P. O. BOX 255, LAKE MILLS, WI  53551

Article I - NAME

The name of this corporation shall be the ROCK LAKE IMPROVEMENT ASSOCIATION, INC., a not-for-profit corporation incorporated in the State Of Wisconsin, and its location and principal office shall be in the City and/or Town of Lake Mills, Jefferson County, Wisconsin.

Article II - PURPOSE

Section 1 - The Association is organized as a non-stock, 501(c)(3) corporation under Chapter 181 of the Wisconsin Statutes. Its mission is to promote and generate positive action on issues concerning the preservation, protection and improvement of Rock Lake.  No asset of the Association shall benefit any officer or member.

Section 2 – This Association, in its activities, shall be non-sectarian and non-partisan.

The Association shall take no part in, nor lend its influence to, the election or appointment of any candidate for federal, state, county or local government office.

Article III – MEMBERSHIP

Section 1ELIGIBILITY: Membership in the Association shall be open to any individual, family, business or organization that subscribes to the purposes of the Association.

Section 2DUES: Dues shall be $15 for an individual, $25 for a family and $50 for a business and paid on a calendar year basis. 

Article IV – VOTING

Section 1MULTIPLE VOTING: Any individual member may cast only one vote on any question called to a vote.  Up to two individuals may represent a family, a business or organization; and each of those two individuals may cast one vote on any question called to a vote.

Section 2CASTING BALLOTS: A member must be present at the meeting at the time the vote is called in order to vote.  No member may vote by proxy or absentee ballot. All votes shall be counted by a show of hands unless otherwise specified in these By-laws.

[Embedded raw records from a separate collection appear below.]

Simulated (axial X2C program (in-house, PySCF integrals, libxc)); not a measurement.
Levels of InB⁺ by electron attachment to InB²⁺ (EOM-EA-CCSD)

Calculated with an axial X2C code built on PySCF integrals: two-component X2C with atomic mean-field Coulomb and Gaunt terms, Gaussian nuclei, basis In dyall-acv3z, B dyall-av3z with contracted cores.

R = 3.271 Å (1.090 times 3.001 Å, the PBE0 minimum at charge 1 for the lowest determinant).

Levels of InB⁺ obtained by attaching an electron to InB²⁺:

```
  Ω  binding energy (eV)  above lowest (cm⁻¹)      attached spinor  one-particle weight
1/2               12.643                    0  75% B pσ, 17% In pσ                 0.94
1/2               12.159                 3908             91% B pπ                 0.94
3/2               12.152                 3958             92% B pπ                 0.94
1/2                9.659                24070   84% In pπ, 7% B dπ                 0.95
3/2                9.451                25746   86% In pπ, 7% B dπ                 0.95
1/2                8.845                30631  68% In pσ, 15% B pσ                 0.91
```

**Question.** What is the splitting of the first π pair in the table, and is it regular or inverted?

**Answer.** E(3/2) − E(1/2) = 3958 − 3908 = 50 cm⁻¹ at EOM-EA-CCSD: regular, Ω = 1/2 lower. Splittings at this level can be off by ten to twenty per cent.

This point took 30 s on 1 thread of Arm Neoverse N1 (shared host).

Article V – MEMBERSHIP MEETINGS

Section 1 - ANNUAL MEETING: The annual meeting of the Association shall be held at Lake Mills, Wisconsin, in August at a time, place and date arranged by the Board of Directors.  The annual meeting shall be for the purpose of electing officers, receiving reports of officers and committees and member concerns, and for any other business that may arise.

Section 2 - SPECIAL MEETINGS: A special meeting of the Association may be called at any time by the President, by the majority vote of the Board of Directors or by written request of one-twentieth of the members or six members, whichever is greater.  The purpose of the meeting shall be stated in the call.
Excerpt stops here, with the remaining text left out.